Physics courses are actually beneficial for students
Many students have had their dreams dashed on the high cliffs of calculus and physics prerequisite courses. These classes are hard and largely have little to do with an aspiring student’s field of study. I have always been a fervent advocate of admonishing the usefulness of taking these courses, until I actually took them.
Is it useful?
As a student in the McGill school of environment, I had little exposure to hard science in my science degree and the calculus and physics prerequisites I needed were left until I basically finished my bachelor of science. I was even more of a math and physics basher, because why should I have to take these pre-requisites when I had basically finished my entire degree without needing these classes at all? Bad news for me; if I wanted to get that piece of paper and wear a funny hat, I needed to do these prerequisites, so off I went.
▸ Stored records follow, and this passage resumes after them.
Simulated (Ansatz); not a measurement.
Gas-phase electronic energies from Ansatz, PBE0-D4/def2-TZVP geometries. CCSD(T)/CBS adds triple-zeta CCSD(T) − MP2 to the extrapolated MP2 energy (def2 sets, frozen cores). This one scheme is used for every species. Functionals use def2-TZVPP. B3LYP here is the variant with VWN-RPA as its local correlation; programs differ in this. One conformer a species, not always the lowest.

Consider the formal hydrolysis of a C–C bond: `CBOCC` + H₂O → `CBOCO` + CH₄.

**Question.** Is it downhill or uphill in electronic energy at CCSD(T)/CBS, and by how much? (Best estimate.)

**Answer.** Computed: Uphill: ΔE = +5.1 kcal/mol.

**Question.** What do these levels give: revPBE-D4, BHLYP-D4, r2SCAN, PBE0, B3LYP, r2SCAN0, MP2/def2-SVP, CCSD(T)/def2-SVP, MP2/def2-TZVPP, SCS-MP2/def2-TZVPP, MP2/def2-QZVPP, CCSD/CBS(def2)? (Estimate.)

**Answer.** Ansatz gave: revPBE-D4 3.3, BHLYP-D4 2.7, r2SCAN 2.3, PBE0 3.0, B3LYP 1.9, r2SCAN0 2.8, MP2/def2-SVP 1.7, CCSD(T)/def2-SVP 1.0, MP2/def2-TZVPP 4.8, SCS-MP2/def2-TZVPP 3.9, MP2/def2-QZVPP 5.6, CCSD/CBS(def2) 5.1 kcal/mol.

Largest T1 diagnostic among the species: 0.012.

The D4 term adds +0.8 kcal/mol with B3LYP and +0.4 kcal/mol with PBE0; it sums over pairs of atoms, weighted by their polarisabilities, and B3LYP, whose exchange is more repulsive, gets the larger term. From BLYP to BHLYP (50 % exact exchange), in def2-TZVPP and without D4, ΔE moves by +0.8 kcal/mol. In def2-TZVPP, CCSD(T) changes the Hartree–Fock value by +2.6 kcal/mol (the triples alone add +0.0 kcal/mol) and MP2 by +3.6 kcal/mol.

After having done well, much to my surprise, in calculus, I still had the arduous task of taking three pre-university physics courses. I whizzed through the first course (mechanics) by the skin of my teeth during a speedy summer course without actually knowing what I was studying and am currently procrastinating for my midterm exams in the last two physics classes (electricity & magnetism and waves & modern physics). I have been absolutely shocked, flabbergasted and dumbfounded to find that these classes are actually important and dare I say interesting and useful for my field of study.
My area of focus for the last few years at McGill has been the study of biodiversity and conservation. I have been heading in the direction of Indigenous solidarity and journalism and hence wandering even farther away from the field of hard science. This has made it even more difficult to stay motivated in my physics classes, however, it’s like having one last dance with science before I move on to other pastures.
Having been a student of the environment, I have been looking at a largely macroscopic scale. I like looking at patterns and ecological systems, seeing how everything works together. Physics is like the glue that holds all of this succinctly. It is the ant of the science world, explaining the physical phenomenon behind everything.
I now ask myself how I could have considered my environmental education complete without knowing how colors are formed and how could I understand the basics of climate change without understanding how heat is created and lost.
I have had my scientific wonder rekindled in these courses. Maybe because it’s my last semester as an undergrad and I have chosen to not lose energy through complaining, or maybe it’s simply because this material is really, really cool and important to learn for anyone who wants to understand how the earth works.
It isn’t all good, though. The math is still very challenging and first-year classes such as these two don’t tend to be taught by the best professors. Physics also has a classical view that nature is something to be understood in tiny pieces, thereby dominating the planet through science.
The repetitive nature of science doesn’t always have long-term visioning for the well-being of the environment due to the fact that it just wants to prove a specific finding in the then and now, which can be very wasteful and harmful for the earth. The small-scale that physics views the world through can also cause a loss of view of the big-picture.
Not seeing the whole picture
This goes along with a popular scientific analogy that dares to use comedy and paints a very definitive picture of the problem I am describing: There is an elephant in the room. One scientist is examining the tail, another the trunk, one the hide and the last a leg. Each scientist will have a dramatically different description of the elephant and will work tooth and bone in proving that their findings of the elephant are what elephants are.
An ecological approach will look at the elephant as a whole system that needs each part to be an elephant. Just as long as this perspective isn’t lost, I find physics a fascinating field and I am actually glad to have to take it, math and crappy teachers aside. That’s a pretty unpopular opinion, but it has taught me, once again, not to knock something until you try it.